Dear Penny: I’m Getting an Inheritance, but Grandpa Forgot About My Sister

A grandson and grandfather stand next to a window.
Getty Images
Dear Penny,

My grandfather worked hard his entire life and eventually became a fairly wealthy man. When he wrote his will, I was just a baby and my little sister had not yet been born. Half of his estate (minus personal property) goes to our mother, and half goes to me. Our mother has told us our whole lives that when the time comes, I am to split my half with my sister. 

Unfortunately, the time has come and it appears that the will was written to say my half is actually to go into a trust, which the lawyer will set up once my grandfather’s properties have been sold. Once funded, there will be hundreds of thousands of dollars in it and I will be the sole beneficiary. My mother is to be the trustee. 

(This in itself is an issue since we are estranged and she has proved herself to be untrustworthy time and time again when it comes to money. This is not why I am writing you, although I am curious what, if any, rights I have as a beneficiary to ensure she does not just take the money out of the trust for herself.)

I know that I am not legally obligated to share my half with my sister, but how can I? If my mother elects to just disburse the funds all at once (highly unlikely but I suppose is a possibility), how can I give half of my share to my sister? 

Lastly, do you have any advice on what to do with the money itself? My sister and I both have worked to become fairly well established and debt-free so we are both mostly looking at putting most of the money toward our retirement. I don’t think inheritance can be put in a 401(k), though. What other options are there?

-A. 

Dear A.,

It’s always refreshing when someone wants to do the right thing, even though they’re not legally obligated to do so. Sharing your inheritance with your sister falls into that category.

As the trustee, your mother has a fiduciary role, which means she’s required to put the interests of the beneficiary (you) ahead of her own. As the beneficiary, you’re entitled to regular financial statements. If your mother fails to provide the requested statements, you can send her a letter of demand. If she still refuses or you suspect she’s stealing or mismanaging funds, you could petition the court to have her removed as trustee. You could also sue her personally for breaching her fiduciary duty.

Dear Penny

Ask Dear Penny!

Get practical money advice from Dana Miranda, the voice of Dear Penny and a Certified Educator in Personal Finance.





DISCLAIMER: Questions will appear in The Penny Hoarder’s “Dear Penny” column. We are unable to answer every letter. We reserve the right to edit and publish your questions. But don’t worry — your identity will remain anonymous.

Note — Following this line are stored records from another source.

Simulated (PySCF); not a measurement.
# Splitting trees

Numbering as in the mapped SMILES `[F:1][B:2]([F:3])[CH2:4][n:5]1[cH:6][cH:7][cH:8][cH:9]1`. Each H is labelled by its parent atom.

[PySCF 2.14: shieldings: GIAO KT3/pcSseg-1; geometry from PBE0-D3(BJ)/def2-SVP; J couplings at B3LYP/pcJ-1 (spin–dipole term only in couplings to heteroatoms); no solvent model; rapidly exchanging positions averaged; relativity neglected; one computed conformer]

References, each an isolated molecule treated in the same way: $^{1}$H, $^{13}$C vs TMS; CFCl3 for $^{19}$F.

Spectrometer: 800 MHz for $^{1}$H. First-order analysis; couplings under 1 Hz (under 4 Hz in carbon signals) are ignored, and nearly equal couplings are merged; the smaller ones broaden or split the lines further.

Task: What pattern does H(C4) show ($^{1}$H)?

Whether your mother disburses the funds all at once or in increments, there’s no reason you can’t just gift your sister half. For any gift that exceeds the annual exclusion amount — $17,000 in 2023 — you need to fill out IRS Form 709. But as long as you don’t gift more than your lifetime exclusion amount — $12.92 million in 2023 — you won’t have to pay taxes on the gifted amount. You’d just need to tell the IRS about it.

Here’s where it gets complicated, though: You’ll pay income taxes on the portion of trust distributions attributable to interest and investment gains, but not the principal. Also, while inheritances aren’t taxable at the federal level, six states (Iowa, Kentucky, Maryland, Nebraska, New Jersey and Pennsylvania) have an inheritance tax.

You’ll be on the hook for the tax bill since you’re the trust’s beneficiary. But since your sister is receiving half of the money, make sure you subtract half the taxes from her share. For instance, if your distribution triggers an extra $10,000 in taxes, you’d give her half the amount you receive minus $5,000.

You’re correct that you wouldn’t be able to put hundreds of thousands of dollars in your 401(k) at once. Your 401(k) is funded through payroll deductions, and the limit on contributions for anyone younger than 50 is $22,500 in 2023.

But there’s no limit on the amount you can put in a taxable account. You could hang onto that money and use it to max out all tax-advantaged accounts, including 401(k)s and IRAs, each year. Or you could keep the money in the taxable account, knowing you can access it penalty-free at any time. If you hold your investments for over a year, you’d be taxed at long-term capital gains rates, which are just 15% for most Americans.

Since this is a significant amount of money, it’s worth hiring a financial planner to discuss the best ways to invest this money based on your personal goals and risk tolerance. Look for a planner who’s a fiduciary and uses a fee-only model so that they’re compensated based on the services they provide, not what they sell you.

If you keep a close eye on your trust’s financial statements, I think you’ll use this money in a way that would make your grandfather proud. Your letter illustrates the importance of keeping estate documents up to date, though. Fortunately, you’re following your grandfather’s wishes by sharing your inheritance with your sister. But anyone who assumes their beneficiary will do what’s right could leave a lasting family feud as their legacy.